Director Alfred Hitchcock wrote the original story for this richly enjoyable, flavoursome, unfairly neglected 1927 silent movie, in which Carl Brisson plays ‘One-Round’ Jack Sander, a young fairground-booth fighter who marries the cashier Nellie (Lillian Hall-Davies).
But their marriage is flat and Nellie starts to look to Jack’s boxing rival Bob Corby (Ian Hunter) for comfort and then Bob makes off with her. The two boxers mentally as well as physically battle it out at the final boxing match in the Royal Albert Hall in London.

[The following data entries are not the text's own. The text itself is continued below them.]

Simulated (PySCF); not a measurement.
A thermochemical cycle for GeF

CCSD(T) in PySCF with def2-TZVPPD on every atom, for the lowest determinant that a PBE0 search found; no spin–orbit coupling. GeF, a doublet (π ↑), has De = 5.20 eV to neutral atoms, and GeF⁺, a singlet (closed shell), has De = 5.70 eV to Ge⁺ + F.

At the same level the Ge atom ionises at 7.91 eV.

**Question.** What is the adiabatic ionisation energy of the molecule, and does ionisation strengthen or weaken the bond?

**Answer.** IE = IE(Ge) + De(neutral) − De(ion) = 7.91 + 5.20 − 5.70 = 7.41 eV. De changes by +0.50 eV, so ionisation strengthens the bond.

Of all his pre-talkies, only The Lodger (1927) is better than this top-quality Hitchcock silent. It is imaginative, well observed and entertaining, with a strong visual sense in Jack Cox’s images, and a clever ability to tell a story and develop characters in pictures only. Hitchcock’s wife Alma Reville helped him to turned it into the screenplay.
Also in the cast are Harry Terry as The Showman, Gordon Harker as Jack’s Trainer, Forrester Harvey as The Promoter, Billy Wells and Tom Helmore.
Restored by Studio Canal, it is in a DVD box set with The Farmer’s Wife (1928), Champagne (1928) and The Manxman (1929).